Measuring the impact of promotion on sales of healthier, more sustainable foods

Our case study with Tesco as part of our CHL progress update.

What? 

Tesco has set ambitious targets to drive up sales of healthier, more sustainable products by 2025 to help support customers to eat a more balanced diet. Interventions to nudge customers towards healthier options will be essential to meeting these targets. During 2021, Tesco conducted three separate trials to test the impact of targeted promotional activities on the purchase of fruit and selected healthier alternatives.   

How?

For the first time Tesco ran a large-scale Veganuary promotion in 96 stores to encourage purchasing of plant-based food during January.  The second trial aimed to influence customers to buy more seasonal summer fruit, running for 16 weeks in 100 stores, with another 100 stores used to provide control data. While the third focused on promotion of no added sugar plant-based milks in 200 stores during a three-week campaign.  

All interventions were price promotion and prominent positioning interventions, using a mix of techniques including targeted messaging on banners and aisle fins, tailored social media activity and in store tastings, to encourage people to buy specific healthy products. 

Data and results

Tesco provided aggregate data on sales (£) and units in selected stores between 2018 and 2021, which was independently analysed by a team at the University of Oxford. Data showed: 

1. Sales of seasonal fruit increased by 22% across both the intervention and control group stores during the period of promotional activity. Higher sales across the board could be due to increased space given to seasonal fruit during this period.  

There was no clear evidence that the seasonal fruit promotion had an impact on sales of the wider fruit category, suggesting customers switched to seasonal fruit rather than increasing the amount of fruit they bought overall.  

2. Unit sales of the no added sugar plant-based milks targeted in the promotions were 2.9 times higher on average per store per week during the promotional period, compared to the previous period. The activity also impacted on sales of other plant-based milks while the promotion was running – unit sales of no added sugar products not included in the promotion were 1.5 times higher and sales of all plant-based milks were 1.3 times higher, compared to the previous period.  

Data suggests the promotional activity did encourage additional purchasing of plant-based milks and particularly of no added sugar products. However, these uplifts were short-lived, with sales returning to baseline after the trial, meaning the impact was not sustained.

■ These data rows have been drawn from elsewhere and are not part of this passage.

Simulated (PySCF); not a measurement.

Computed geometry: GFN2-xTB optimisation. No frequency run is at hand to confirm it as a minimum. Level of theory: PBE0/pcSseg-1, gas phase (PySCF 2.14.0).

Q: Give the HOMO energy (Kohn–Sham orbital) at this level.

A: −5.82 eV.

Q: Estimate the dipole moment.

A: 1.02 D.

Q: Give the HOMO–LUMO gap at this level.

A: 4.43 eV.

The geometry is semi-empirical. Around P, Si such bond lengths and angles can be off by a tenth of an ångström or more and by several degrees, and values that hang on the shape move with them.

3. During Veganuary 2021, the value of sales of targeted meat alternative and dairy alternative products were 1.2 times higher on average per store per week. Both unit and value sales of these products declined after the trial ended. Wider sales of plant-based alternatives did not increase relative to sales of meat, nor sales of plant-based dairy alternatives relative to sales of dairy during Veganuary 2021.

Image shows a 29% increase in vegan products purchased during the promotion period of Veganuary. However, the sales decrease after this period.
Image shows a 29% increase in vegan products purchased during the promotion period of Veganuary. However, the sales decrease after this period.
Image shows a 28% increase in plant-based milks purchased during the promotion period. However, the sales decrease after this period.
Image shows a 28% increase in plant-based milks purchased during the promotion period. However, the sales decrease after this period.

Key learnings

Each intervention led to an increase in the sale of healthier and more sustainable foods. However, none of the promotional activities led to continued purchases once the intervention period had ended.  

What’s next?

A significant challenge for Tesco, and the wider food industry, is to find ways to help sustain longer-term behaviour changes so that customers continue to buy healthier, more sustainable products beyond the promotion periods. More trials which take a customer-led approach, and robustly evaluate data, will be pivotal to achieving this. Tesco will look in depth at what customers respond to and commit to building an understanding of the barriers to making healthier choices, whether that be taste, accessibility, understanding or affordability.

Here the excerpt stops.